Despite what some lurid headlines claim, we don’t all hate our jobs. I like mine because I get to read great papers from the Resolution Foundation team, including one showing job satisfaction hasn’t been falling and four out of five of us think our job is “helpful to others”.
But it also showed those averages hide job satisfaction falls among low earners, whose work has become more stressful and intense in recent decades.
How hard we work can’t just be measured in terms of hours, which is why new research examining how workers’ time in the United States gets used gives us more, and very welcome, granularity. It shows that a lack of frequent “on-the-job leisure episodes” (I call them breaks) raises workers’ stress levels. That’s bad news because the past four decades saw uninterrupted working time increase by 7% in the US, raising stress significantly.

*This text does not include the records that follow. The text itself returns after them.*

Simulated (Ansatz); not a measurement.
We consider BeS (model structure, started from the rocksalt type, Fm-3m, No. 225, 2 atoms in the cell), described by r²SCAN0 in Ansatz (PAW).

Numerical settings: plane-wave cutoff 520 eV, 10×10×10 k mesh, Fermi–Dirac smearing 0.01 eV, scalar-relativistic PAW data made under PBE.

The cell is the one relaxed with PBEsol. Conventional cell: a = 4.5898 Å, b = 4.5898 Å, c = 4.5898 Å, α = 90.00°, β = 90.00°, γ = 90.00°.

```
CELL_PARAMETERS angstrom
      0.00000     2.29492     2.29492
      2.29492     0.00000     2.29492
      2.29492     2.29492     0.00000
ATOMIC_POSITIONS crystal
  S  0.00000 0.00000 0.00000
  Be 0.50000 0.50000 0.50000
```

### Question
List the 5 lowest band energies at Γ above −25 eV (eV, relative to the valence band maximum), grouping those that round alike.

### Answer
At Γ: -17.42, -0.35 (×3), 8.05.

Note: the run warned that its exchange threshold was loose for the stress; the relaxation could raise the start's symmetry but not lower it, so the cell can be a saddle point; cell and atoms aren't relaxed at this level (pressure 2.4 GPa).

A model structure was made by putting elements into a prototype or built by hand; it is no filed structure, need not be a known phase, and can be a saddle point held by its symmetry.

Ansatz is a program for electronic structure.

Why does this matter for the UK? Because this might help explain why job satisfaction among low earners is down despite the national minimum wage (possibly the biggest policy success this century) raising their pay faster than the rest of us over the past two decades and cutting low pay rates back to levels not seen since the 1970s.
Firms facing rising wage costs because of big increases in the minimum wage responded in a number of ways. One, covered in a new report from the Low Pay Commission (which oversees the minimum wage) was to increase work intensity instead of raising productivity in better ways (such as investing in new kit). So what’s the task for British policymakers and British firms? To get pay up and stress down.